Capturing a Moment of Light on the Hills

WHEN Susan Shatter goes out to paint, she looks for sites that reveal geological forces and structures. Always interested in architecture, she eventually translated that interest into architectonic ideas about nature. So, she gravitates toward canyons and old volcanoes and eroded hills. And also toward coastlines where rock and water meet, where opposites attract and conflict.

She points out that volcanoes can blow up, rocks can fall off of canyon walls, and the ocean can wear away the shore. Timeless, yet fragile, the landscapes she chooses to paint are full of contradictions and therefore tensions. In these tensions she locates drama.

"For me it has to do with a sense of being connected to something bigger than myself," says Ms. Shatter, "and a way to deal with life on the planet." While nature is indifferent to human beings, she says she sees her connection to it. Painting nature is her way of trying to understand what that connection is. So she looks for things that are awesome, things that are beautiful, and things that are "scary." You can't take something awesome for granted. You have to acknowledge it, come to terms with it.

And you can't take Shatter's paintings for granted either. Up close, they nearly disappear in impressionistic abstraction, but walk back a little distance and they click into intensely realistic images, precisely referential to the geological formations of the land mass she has chosen.

Light seems to have a formative power on Shatter's landscapes as definite as the geological forces. Light changes every instant and changes one's perception of landscape. Shatter captures a single moment of that light in each painting. In those shadows on the hills, those deep gullies eroded by the efforts of nature, light emphatically defines form and color for the eye and for the painting before us.

"Light gives [the painting] the emotional quality and the drama," Shatter says. "Light reveals the forms in different ways. The color carries emotional resonance. I don't use white paint or black paint. I'm not thinking of making grays, but of working off of colors that feel cool or colors that feel warm in relation to each other."

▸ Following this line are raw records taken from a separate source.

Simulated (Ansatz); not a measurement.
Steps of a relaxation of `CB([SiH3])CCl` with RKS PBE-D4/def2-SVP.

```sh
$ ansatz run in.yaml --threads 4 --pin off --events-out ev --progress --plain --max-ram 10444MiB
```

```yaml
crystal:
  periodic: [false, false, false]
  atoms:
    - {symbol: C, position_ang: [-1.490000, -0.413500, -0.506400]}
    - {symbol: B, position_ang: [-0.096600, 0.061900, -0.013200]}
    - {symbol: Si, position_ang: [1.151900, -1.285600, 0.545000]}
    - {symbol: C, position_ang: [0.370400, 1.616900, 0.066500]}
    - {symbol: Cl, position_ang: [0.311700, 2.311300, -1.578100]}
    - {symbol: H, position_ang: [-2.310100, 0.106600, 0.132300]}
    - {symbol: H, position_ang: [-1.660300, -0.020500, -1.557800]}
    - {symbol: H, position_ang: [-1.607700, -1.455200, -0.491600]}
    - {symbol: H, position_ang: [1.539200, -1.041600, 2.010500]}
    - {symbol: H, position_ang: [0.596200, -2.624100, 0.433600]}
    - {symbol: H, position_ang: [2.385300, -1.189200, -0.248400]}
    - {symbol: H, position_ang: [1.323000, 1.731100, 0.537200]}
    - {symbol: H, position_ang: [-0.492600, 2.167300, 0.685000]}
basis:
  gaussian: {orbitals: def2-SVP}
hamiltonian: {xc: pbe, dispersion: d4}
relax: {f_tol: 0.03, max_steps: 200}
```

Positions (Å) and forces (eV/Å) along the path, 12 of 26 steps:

She really is able to capture in watercolors the very character of the light in the Southwest, that clear coloration which is sometimes subtle, yet always powerful in desert places. Her compositions have a raw, just-seen quality, which is rich in feeling, dynamic and vigorous, and which belies her excellent technique.

In order to infuse her work with such life, she returns to a particular location over and over again to watch how the light changes it and when the light is most interesting. She makes small watercolors on location, and considers them to be finished paintings. She then takes snapshots - many of which are done serially as panoramas. At last she takes her vision from the watercolors and the prints and creates her larger paintings.

"The interesting thing about the way I work," she says, "is it brings together the two worlds of working on site, which is very spontaneous, and then working in the studio, which has a slower time sense. When I work large, I'm trying to get a powerful visual statement. These [studio] paintings have a clarity which is different than the small paintings, which are really more abstract.

"I'm trying to say something about nature - its rawness, expansiveness, and luminosity, and the beauty I feel from it. I want to pass that along to other people."